Date of Birth: July 5, 1948
Position: First Vice President/Partner, Corporate Bonds

Many of my husband’s good friends fondly referred to him simply as the “Big Guy”, however, I will always remember him as the “Big Guy with the Big Heart”. He earned the love and respect of many, not just for his remarkable success on Wall Street, but also for his remarkable willingness to give so unselfishly of his time, energy, and possessions whenever the need arose. Early on in our relationship, Fred won me over easily with his sensitivity, kindness and sense of humor, not to mention his good looks.

My husband took an active role in the lives of his family and friends. He was the kind of guy that worried about others, often putting the needs and desires of others before his own. Fred did not simply talk about how much he loved his family; he continually demonstrated his love through his actions. He was a wonderful husband, father, grandfather, son, brother, brother-in-law and uncle. I found a strong and loving partner in Fred. I rarely faced anything alone; he was always there to lean on in the most difficult of situations.

Our two daughters, Nicole and Michele were his pride and joy. There was no limit to what he might do for them. One year while Nicole was attending Purdue University, he arranged for a flight home on a moment’s notice after learning that she would be spending the upcoming three-day weekend alone in her dorm. Another time, he journeyed out, without hesitation, in one of the worst snow storms to hit our area in order to pick up Michele and a friend who had become stuck while trying to make their way home from Staten Island just as we were about to sit down to a quiet dinner by the fireplace.

I don’t think that my husband’s feet ever touched the ground after his two grandsons, Derek and Justin, were born. He adored them and enjoyed his time with them to the fullest. I am saddened that the boys will no longer have their grandfather in their life, but I know that Fred continues to watch over them as he watches over the rest of us.

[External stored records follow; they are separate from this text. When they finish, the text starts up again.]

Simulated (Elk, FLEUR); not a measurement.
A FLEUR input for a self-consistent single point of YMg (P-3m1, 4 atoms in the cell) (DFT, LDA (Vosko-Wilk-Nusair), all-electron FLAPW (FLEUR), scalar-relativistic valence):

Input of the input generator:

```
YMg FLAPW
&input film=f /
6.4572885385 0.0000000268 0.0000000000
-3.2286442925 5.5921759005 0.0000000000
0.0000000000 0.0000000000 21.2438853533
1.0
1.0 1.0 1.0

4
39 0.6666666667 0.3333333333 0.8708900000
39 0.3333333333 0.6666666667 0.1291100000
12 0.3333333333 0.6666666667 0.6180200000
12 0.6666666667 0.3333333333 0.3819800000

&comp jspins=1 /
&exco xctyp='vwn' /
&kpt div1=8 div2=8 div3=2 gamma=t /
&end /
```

I feel most fortunate to have had Fred in my life for almost 34 years. His absence leaves an immeasurable void that will remain with me always. As I struggle through this new life without my partner, I feel unbalanced and incomplete, for a big part of me is now missing. Not a day goes by that I do not think of the good times we shared or of the future we had planned.

Fred, I pray that my memories keep you alive in my heart until that day when we are reunited again. Until then, kiss Michele for me and enjoy God’s Heavenly Peace.